Scottish Natural Heritage (SNH) is under fire from environmental groups and insiders for allowing plans for a coal mine and wind farms to go ahead, despite the damage they could do to rare birds and peat bogs.
Critics warn that a review of corporate strategy being led by SNH chairman Andrew Thin could result in more damaging developments being given the go-ahead. Fears have been fuelled by a recent interview in which Thin said he was neither a conservationist nor an environmentalist.
Thin, whose background is in economic development, is attempting to re-orientate SNH to be more in line with the SNP government’s priorities for sustainable growth. He aims to win backing from ministers, who have previously said they intend to merge SNH with the Scottish Environment Protection Agency.
But Thin’s approach has caused consternation among some of his staff – who are anxious that their primary responsibility to protect nature is being eroded – and has provoked strong criticism from RSPB Scotland.
The society’s director, Stuart Housden, said: “We are aware SNH is presently reviewing its approach to planning applications and are concerned that recent decisions suggest the outcome of this review could result in a dilution of protection currently afforded to Scotland’s natural heritage.”
RSPB Scotland’s concern has been sparked by a case in East Ayrshire in which SNH is planning to allow an open-cast coal mine to be extended into a protected area important for bird life and blanket peat bog. SNH has blocked plans to expand the mine three times, but a new application looks likely to win planning approval within the next 10 days.
Although SNH has formally objected to the latest proposal for the Grievehill mine in New Cumnock, it has indicated that the scheme could go ahead as long as certain conditions are met. It has accepted that 18 hectares of peat bog will be lost, but pointed out that it had a “balancing duty” to take account of the social and economic benefits.
But RSPB Scotland argued that, by permitting the expansion, SNH had failed the first test of any agency charged with protecting wildlife.
SNH has also been criticised by local environmental group Mining and Environment Group Ayrshire (Mega). “We are becoming increasingly concerned that SNH, our supposed environmental guardian, is tempering its objections to the many extensions to open-casting we are experiencing here in East Ayrshire,” said its secretary, Greta Roberts.

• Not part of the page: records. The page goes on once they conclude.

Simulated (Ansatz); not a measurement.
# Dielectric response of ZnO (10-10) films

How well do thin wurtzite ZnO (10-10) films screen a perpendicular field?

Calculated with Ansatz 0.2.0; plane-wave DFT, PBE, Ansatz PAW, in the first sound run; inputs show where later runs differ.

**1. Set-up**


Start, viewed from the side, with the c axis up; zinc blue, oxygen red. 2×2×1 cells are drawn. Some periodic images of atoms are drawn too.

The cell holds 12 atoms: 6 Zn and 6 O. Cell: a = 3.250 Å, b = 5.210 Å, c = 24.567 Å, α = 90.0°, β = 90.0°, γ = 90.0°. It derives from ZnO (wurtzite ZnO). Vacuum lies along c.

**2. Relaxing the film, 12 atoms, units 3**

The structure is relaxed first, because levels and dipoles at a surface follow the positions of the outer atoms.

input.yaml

SNH defended its stance, insisting that Grievehill did not create “a significant precedent”. Its director of operations in southern Scotland, John Thomson, accepted a bit of bog was being “sacrificed”, but pointed out it was only 0.17% of the protected area.
RSPB Scotland highlighted two other recent cases in which SNH’s approach had sparked alarm. SNH did not object to a wind farm in Corriegarth, near Inverness, despite evidence that it would kill golden eagles, and it withdrew an objection to a wind farm at Fairburn near Dingwall, rejecting advice that it could harm red kite populations.
BUT Thin dismissed the suggestion that SNH was weakening its protection of wildlife areas. “We are treating these cases in the same way as we have always treated them,” he told the Sunday Herald.
“What we are trying to do is to spell out why Scotland’s natural heritage is important to all Scottish people. Some people have interpreted that as losing focus on the environment, but the organisation is just as passionate about that as it ever was, and I am just as passionate about it as I ever was.”
In a recent article in SNH’s internal newsletter, Thin upbraided staff who criticised his strategy review. He wrote: “The idea that there may be a contradiction or even a conflict between caring for our natural heritage and increasing its relevance to the everyday needs of the Scottish people must surely be fundamentally flawed.”